Cesare Leonardi: Strutture
The Villa Croce Museum of Contemporary Art presents the first comprehensive exhibition on the work of Cesare Leonardi (b. 1935, Modena, Italy). An architect and photographer, in the course of a career that spanned more than four decades Leonardi has continuously challenged the boundary between design and artistic practice.
The exhibition uses the historical backdrop of Villa Croce to explore three broad topics — chairs, shadows, trees — which preoccupied Leonardi throughout his career, and on which he worked across very different scales. In parallel with the acclaimed work on fiberglass furniture, in the 1960s Leonardi and Stagi embarked on a twenty-year-long project to redraw common trees in order to provide a missing tool for landscape designers. The result, is a group of more than 360 hand-inked scale drawings, published in the book L’Architettura degli Alberi (1982) that is now out of print; poetic and obsessive, it goes far beyond its original intentions. A focal point of the exhibition is a series of more than fifty original drawings.
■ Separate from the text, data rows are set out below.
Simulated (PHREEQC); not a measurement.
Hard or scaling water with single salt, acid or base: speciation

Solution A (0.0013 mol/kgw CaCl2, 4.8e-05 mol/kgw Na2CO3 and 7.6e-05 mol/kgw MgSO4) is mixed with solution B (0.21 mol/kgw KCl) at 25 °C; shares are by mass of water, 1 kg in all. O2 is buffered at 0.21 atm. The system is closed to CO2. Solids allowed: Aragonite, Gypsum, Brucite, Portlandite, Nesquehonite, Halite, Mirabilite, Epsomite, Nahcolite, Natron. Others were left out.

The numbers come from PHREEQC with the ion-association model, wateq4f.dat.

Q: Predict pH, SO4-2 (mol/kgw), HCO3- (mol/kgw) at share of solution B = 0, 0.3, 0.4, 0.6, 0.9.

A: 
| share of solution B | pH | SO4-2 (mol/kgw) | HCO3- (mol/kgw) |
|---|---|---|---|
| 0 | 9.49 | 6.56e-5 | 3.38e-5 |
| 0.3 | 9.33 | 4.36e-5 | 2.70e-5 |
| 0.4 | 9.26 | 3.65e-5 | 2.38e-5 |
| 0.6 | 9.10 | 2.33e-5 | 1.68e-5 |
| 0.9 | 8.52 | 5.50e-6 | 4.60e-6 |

In the 1980s, as a reaction to the oil crisis that made fiberglass no longer sustainable, Leonardi began working with simple timber formwork. Decontextualized and combined according to increasingly complex patterns, the yellow boards became a series of furniture termed Solidi. These are veritable sculptures in which Leonardi explores the idea of an infinite permutation of the same element. Similarly, photography informed and played along Leonardi’s entire career, reflecting both his interest for abstract form and his analogic working method, which was always based on iterations and sequences.
Cesare Leonardi: Strutture is an intimate journey inside Leonardi’s extraordinary body of work where, in spite of the ever-shifting scales of design, it is possible to see a constant tension between work of art and craftsmanship, and between single element and structure.